WASHINGTON -- The American Association of State Highway and Transportation Officials says it is “extremely dismayed” tax reform doesn’t address “the looming solvency crisis facing the federal Highway Trust Fund."
The comments were made in a Dec. 8 letter sent by Bud Wright, AASHTO’s executive director, to congressional leaders of both parties.
The letter is the latest in a series from transportation officials who saw tax reform as an opportunity to include funding for transportation and infrastructure.
“Federal transportation tax reform should be a priority in this broad legislation,” Pete Ruane, president & CEO of the American Road & Transportation Builders Association said last month. “Thus far, the ball has been dropped.”
ARTBA has reminded lawmakers involved in the tax legislation that 253 House members—119 Republicans and 134 Democrats—signed a June 12 letter urging a permanent Highway Trust Fund solution should be included in tax reform.

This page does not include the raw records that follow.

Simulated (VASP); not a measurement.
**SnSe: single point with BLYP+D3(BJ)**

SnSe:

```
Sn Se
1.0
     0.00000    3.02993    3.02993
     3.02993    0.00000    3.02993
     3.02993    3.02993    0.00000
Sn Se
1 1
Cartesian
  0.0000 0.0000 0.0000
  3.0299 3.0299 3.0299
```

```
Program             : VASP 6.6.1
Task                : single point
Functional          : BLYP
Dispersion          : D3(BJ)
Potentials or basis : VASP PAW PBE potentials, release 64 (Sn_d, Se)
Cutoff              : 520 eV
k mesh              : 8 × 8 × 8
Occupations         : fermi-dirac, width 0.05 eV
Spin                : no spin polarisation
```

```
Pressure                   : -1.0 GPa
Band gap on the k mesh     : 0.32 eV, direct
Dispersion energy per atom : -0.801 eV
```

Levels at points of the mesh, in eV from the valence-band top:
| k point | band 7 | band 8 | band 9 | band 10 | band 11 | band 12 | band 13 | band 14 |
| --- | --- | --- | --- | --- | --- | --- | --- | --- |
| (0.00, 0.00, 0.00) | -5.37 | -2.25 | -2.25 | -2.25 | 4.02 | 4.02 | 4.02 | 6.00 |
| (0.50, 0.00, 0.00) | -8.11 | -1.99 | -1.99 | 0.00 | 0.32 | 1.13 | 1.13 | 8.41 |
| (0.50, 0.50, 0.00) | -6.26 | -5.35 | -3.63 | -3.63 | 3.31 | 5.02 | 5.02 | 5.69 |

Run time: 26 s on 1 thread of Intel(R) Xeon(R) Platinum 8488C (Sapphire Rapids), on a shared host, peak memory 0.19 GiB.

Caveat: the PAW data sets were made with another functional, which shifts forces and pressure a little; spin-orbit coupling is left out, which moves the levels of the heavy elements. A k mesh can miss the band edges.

The Highway Account and the Mass Transit Account of the Highway Trust Fund will both be depleted in the 2021 fiscal year, according to the latest projection from the Congressional Budget Office.
AASHTO projects that highway account programs will have to be reduced by 40% that year if they are funded solely from traditional highway-user taxes at their existing tax rates.
Joung Lee, AASHTO’s policy director, said Monday that that projected deficits from tax reform will leave little “fiscal space” for infrastructure.
“That’s our concern,” he said.
One long-discussed possible short-term fix – using the money repatriated from overseas profits to establish an infrastructure bank or shore-up the Highway Trust Fund -- has not been included in the tax package.
Instead, all the revenue raisers in the legislation are being used to keep the new deficit spending within the $1.5 trillion ceiling congressional Republicans established earlier this year.
AASHTO also is critical of both the House and Senate for proposing to eliminate advance refundings, which produce savings “that can be reinvested in other transportation and infrastructure projects.”
Wright’s letter said the failure of tax reform to address federal transportation issues makes it “unclear how Congress and the administration will be able to fund a significant infrastructure initiative next year.''
The Senate and House last week appointed conferees who are negotiating a final tax reform plan with the goal of sending the legislation to the White House later this month.
The Trump administration, meanwhile, is planning on rolling out its infrastructure plan next month.
President Trump was scheduled to meet Monday afternoon with Rep. Bill Shuster, R-Pa., chairman of the House Transportation and Infrastructure Committee.
I’m cautiously optimistic,” Jack Basso, principal of Peter J. Basso & Assocs. in Rockville, Md. and former chief operating officer of AASHTO, said Monday. “They are clearly talking like something is coming on the heels of tax reform and it would make logical sense. This was a big promise on the part of Donald Trump and his campaign.”
Basso agrees with other transportation experts that tax reform has been a missed opportunity.
“It’s pretty clear what you could do,” Basso said. “You could raise the fuel tax user fees in tax reform. That’s what I think a lot of us hoped would happen. That didn’t happen, appears to not be happening. Beyond that, you have to find revenue and there aren’t a lot of places to find it, frankly.”
In the meantime, transportation advocates have urged House and Senate conferees to reject the House proposal to terminate private activity bonds after Dec. 31 in the final tax bill.
AASHTO said in its letter that PABs have been "an important infrastructure financing tool that attracts private sector investment to public-purpose facilities."
“Such public-private partnerships allow states to undertake larger and more complex projects and enable them to be delivered more innovatively and with potentially less risk for the public sector,” the letter said. “For multiple modes of transportation and their facilities, PABs are a key ingredient in lieu of bank debt when used for publicly beneficial purposes. At the time when the administration and many in Congress are looking for ways to encourage private sector participation in meeting the transportation investment gap, eliminating this option is short-sighted.”